21.)    Review all policies at least annually.

22.)    Receive copies of any special reports, investigations, mandated reports or internal control reports.

23.)    Review and recommend to the Board the content of the Strategic Report, Principal Risk information, Corporate Social Responsibility report and Corporate Governance Statement included in the annual report and accounts.

24.)     Review and discuss any reports from the external auditors on critical judgements and accounting policies including management’s response. 


Whistleblowing and fraud

29.)    Review promptly all internal audit reviews prepared by the internal auditors and monitor management’s responsiveness to the findings and recommendations.

30.)    Meet the internal auditors at least once a year without management being present to discuss the terms of their engagement, and any issues arising from the internal audit reviews carried out.

31.)    Review the tender specification for the procurement of internal audit services including the fees charged taking into account other services which may be provided by the relevant firm ensuring that these do not affect their objectivity.    

32.)    Approve the appointment and removal of the Internal Auditors in accordance with their terms of engagement or as recommended by the Chief Executive.


External audit 

33.)    Oversee the relationship of the external auditors including by not limited to:

Assessing their independence and objectivity taking into account relevant professional and regulatory requirements and the relationship with the audit firm as a whole including the provision of non-audit work.
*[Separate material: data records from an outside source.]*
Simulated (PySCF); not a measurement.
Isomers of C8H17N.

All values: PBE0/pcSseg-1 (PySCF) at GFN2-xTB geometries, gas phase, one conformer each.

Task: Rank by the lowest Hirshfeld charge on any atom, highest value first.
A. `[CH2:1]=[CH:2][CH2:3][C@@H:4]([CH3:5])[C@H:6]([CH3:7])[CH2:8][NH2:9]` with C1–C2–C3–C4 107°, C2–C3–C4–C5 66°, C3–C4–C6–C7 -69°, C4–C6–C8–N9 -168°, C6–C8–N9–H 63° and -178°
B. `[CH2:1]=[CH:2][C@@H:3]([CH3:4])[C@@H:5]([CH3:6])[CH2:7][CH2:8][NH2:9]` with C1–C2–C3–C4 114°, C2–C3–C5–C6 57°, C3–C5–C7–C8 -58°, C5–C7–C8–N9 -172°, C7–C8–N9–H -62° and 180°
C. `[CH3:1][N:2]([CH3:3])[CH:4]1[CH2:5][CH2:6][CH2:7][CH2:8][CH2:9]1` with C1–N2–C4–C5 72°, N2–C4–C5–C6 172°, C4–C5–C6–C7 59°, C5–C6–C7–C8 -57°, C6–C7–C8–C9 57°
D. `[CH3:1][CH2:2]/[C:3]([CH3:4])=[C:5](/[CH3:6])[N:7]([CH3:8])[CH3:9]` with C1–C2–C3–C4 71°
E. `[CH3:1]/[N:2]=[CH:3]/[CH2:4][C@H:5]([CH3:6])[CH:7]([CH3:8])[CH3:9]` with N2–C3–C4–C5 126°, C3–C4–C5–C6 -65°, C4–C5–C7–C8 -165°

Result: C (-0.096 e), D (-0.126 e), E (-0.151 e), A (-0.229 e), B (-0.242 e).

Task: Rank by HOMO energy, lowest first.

Review the annual audit plan and terms of engagement including the fees charged.  

Recommend their reappointment in advance of the Annual General   Meeting. 

Monitoring the auditor’s compliance with relevant ethical and professional guidance on the rotation of audit partners, the level of fees paid by the Development Bank of Wales Group compared to the overall fee income of the firm. 

 Assessing the effectiveness of the audit process.

Ensuring the activities of the internal auditors are co-ordinated with those performed by the external audit firm.  

34.) The committee shall meet the external auditors at least once a year without management being present to discuss their     remit and any issues arising from the audit.

35.)  The committee shall review and approve the annual audit     plan and ensure that it is consistent with the scope of the audit engagement.

36.)  The committee shall review the findings of the audit with the external auditors including but not limited to a discussion of any major issues arising from the audit, any accounting and audit judgements as well as the level of errors identified during the audit. 

37.)  The committee shall also review any representation letter required by the external auditors before they are approved for signing by the Board of Development Bank of Wales plc.

38.)  The committee shall review the management’s responses to the auditor’s findings and recommendations.



39.)  The committee chair will provide feedback to the Board of the Development Bank of Wales plc on all matters within its duties and responsibilities.

40.)  The committee shall make whatever recommendations to the Board it deems appropriate on any area within its remit.

41.)  The committee shall report to the Corporate Governance Committee of the Economy & Infrastructure Department at least once a year on the discharge of its duties.


Other matters

42.)  The committee shall have access to sufficient resources in order to carry out its duties including access to the company secretariat for assistance as required.

43.)  The committee shall be provided with appropriate information and training both in the form of an induction programme for new members and on an ongoing basis for all members.

44.)  The committee shall at least once a year review its constitution and terms of reference to ensure it is operating at maximum effectiveness and recommend any changes it considers necessary to the Board for approval.   



45.)  The committee is authorised by the Board to investigate any activity within these terms of reference and to seek any information it requires from staff, who are required to co-operate with the committee, in the conduct of its enquiries. The committee is authorised to obtain independent professional advice if it considers this necessary. Procurement of these     professional services should be channelled through the Company Secretary. 

46.)    The committee is authorised to consider any other matters requested by the Board.